Italy: Harvest is lower than last year
Despite the reduction of the acreage, Italian kakis are expected to be better than last year in terms of quality and size. This is mostly to thank to the improvement of agronomic techniques. Hail has caused damage in some Italian regions, with losses of up to 30% of the production in some cases. Large amounts of Spanish kakis are currently available on the market.

The crop's cultivation in Italy takes place in the south of the country, as well as the northern part of the central regions. The most popular varieties are the Tipo and the Rojo Brillante, with the latter becoming increasingly popular on the market. The best regions for kaki cultivation are in Sicily (Agrigento and Caltanissetta) and Campania (Caserta). This year, a good harvest is also expected in Sardinia (Villacidro and Muravera). The Italian sector says that the market is looking good at the moment. “Prices are right. The production is 15% lower, but the quality is good. We sell most of the kakis in the domestic market, and a small volume, consisting mostly of Rojo Brillante, is exported to neighboring countries. This year, 60% of the production corresponds to the Tipo and 40% to the Rojo Brillante.”
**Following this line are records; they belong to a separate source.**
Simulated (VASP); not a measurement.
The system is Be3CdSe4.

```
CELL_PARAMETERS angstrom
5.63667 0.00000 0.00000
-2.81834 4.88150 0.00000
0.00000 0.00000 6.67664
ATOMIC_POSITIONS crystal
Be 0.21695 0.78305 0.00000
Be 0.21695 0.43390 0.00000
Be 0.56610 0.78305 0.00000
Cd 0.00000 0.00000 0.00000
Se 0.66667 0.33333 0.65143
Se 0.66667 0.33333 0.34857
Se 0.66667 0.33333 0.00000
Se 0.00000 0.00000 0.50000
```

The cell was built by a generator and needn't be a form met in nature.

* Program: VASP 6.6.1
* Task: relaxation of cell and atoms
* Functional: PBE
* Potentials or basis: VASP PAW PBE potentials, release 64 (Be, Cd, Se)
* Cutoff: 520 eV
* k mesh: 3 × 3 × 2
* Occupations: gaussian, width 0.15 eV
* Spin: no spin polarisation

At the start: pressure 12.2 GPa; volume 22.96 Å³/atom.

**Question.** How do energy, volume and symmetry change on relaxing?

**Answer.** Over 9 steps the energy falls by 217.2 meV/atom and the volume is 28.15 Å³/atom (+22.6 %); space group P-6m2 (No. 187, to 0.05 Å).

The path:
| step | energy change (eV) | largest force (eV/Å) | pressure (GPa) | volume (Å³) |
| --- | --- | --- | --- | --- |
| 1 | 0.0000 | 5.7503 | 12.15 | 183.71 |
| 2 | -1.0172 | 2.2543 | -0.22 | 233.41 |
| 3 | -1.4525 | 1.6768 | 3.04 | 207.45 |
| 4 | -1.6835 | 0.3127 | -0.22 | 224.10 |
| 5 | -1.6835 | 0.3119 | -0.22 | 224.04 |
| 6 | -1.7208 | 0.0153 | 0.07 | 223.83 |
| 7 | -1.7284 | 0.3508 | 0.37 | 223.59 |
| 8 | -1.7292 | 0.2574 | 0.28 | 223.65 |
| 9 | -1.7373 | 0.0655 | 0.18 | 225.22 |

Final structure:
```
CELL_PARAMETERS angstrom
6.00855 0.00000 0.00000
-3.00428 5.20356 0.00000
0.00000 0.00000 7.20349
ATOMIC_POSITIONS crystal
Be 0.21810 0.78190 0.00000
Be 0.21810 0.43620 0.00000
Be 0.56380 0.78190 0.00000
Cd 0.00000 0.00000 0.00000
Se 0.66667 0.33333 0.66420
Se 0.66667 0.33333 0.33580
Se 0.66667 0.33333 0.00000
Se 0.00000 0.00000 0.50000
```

Israel: Season starts in November
The Israeli season is starting next week and traditionally lasts until February. The most important kaki variety grown here is the Sharon Fruit. This year, things are looking promising for the crop and growers are looking forward to a good season. The demand in the domestic market is good for Israeli Sharon Fruit, and producers are also hoping to export more to the United States this year. In addition to the US, Russia is also an important market for Israel. The country has managed to take advantage of the Russian boycott on European kakis.

Azerbaijan
Five years ago, Azerbaijan bought the Spanish Rojo Brillante to be able to plant it there. This year, the prospect is to harvest 200,000 tons of kakis for export to the Middle East, Russia, Ukraine, Moldova, Belarus and Kazakhstan. The Spanish kaki is doing well in Azerbaijan's climate.

China: Large supply on the market
In October, most production areas starting yielding kakis in China. It is not yet a popular fruit among consumers, so there is still room for growth. The first production areas that are starting up are located in Hebei, Shaanxi and Taiwan. The harvest is about the same as last year, but some areas suffered from excessive rain, which took a slight toll on the quality of the kakis. There is currently a great supply on the market, which is fueling competition and pushing prices down. However, special varieties, of which there is more and more every year, are doing well and their prices remain stable. Furthermore, several traders hit the market too early, and this has been having an impact on further sales, because consumers were given a product that was not yet ripe and their experience with this fruit was therefore negative. Lastly, the export of kakis to countries in Southeast Asia is slowly starting, so there is also a market for Chinese kakis there.

United States: Delay in the season due to warm weather
The harvest in California has been delayed by about five days due to the warm weather. Currently, around 10-15% has already been harvested. It is primarily a question of waiting for the coloring of the kakis to improve, which requires lower temperatures. The production volume is slightly greater than last year's, and given the later start of the season, there should still be enough kakis available for Christmas.

The demand for kaki is good in the US, where there is a growing interest in the fruit. The rise in the demand for the Fuyu variety, which is easy to consume, is particularly noticeable. The Hachiya is used for baking and is therefore less popular among younger consumers. Organic kakis are also becoming popular. "At the moment, everything that is orange is popular in stores," says a grower. More information about how to consume kakis is also needed in order to give consumption a boost. At the moment, the price is good and slightly higher than last year. "If the kaki industry continues promoting the fruit, we could maintain the current price level," said a grower.

South Africa: Bloom delayed by two weeks this year
Kaki cultivation in South Africa is carried out mostly in the Southwestern Cape. The plantations are now in bloom, about two weeks later than last year. The cause for this is the abnormal weather conditions and the temperature fluctuations. It is also fairly dry at the moment and the Southwestern Cape did not get excessive rainfall, unlike Cape Town last week. The harvest will start in April 2020 and many of the kakis are intended for export to the northern hemisphere.

Australia: Industry wants promotion of domestic demand
Australia is only a small player on the international market, with less than 1% of the global kaki production. Last year, 2,519 tons were grown, but the value of Australian kakis did increase. Exports also increased by 28%, to 183 tonnes, and by 48% in terms of value. The market is now looking into whether it is possible to stimulate domestic demand. Only 9% of households consume kakis. The fruit is also imported from New Zealand and the US.

New Zealand: Export season extended with new techniques
New Zealand's kaki exports have increased by 20% in terms of value and by 9.5% in terms of volume. The season runs from April to July. New exporting techniques have made it possible to extend the export season to August. The most important variety is the Fuyu.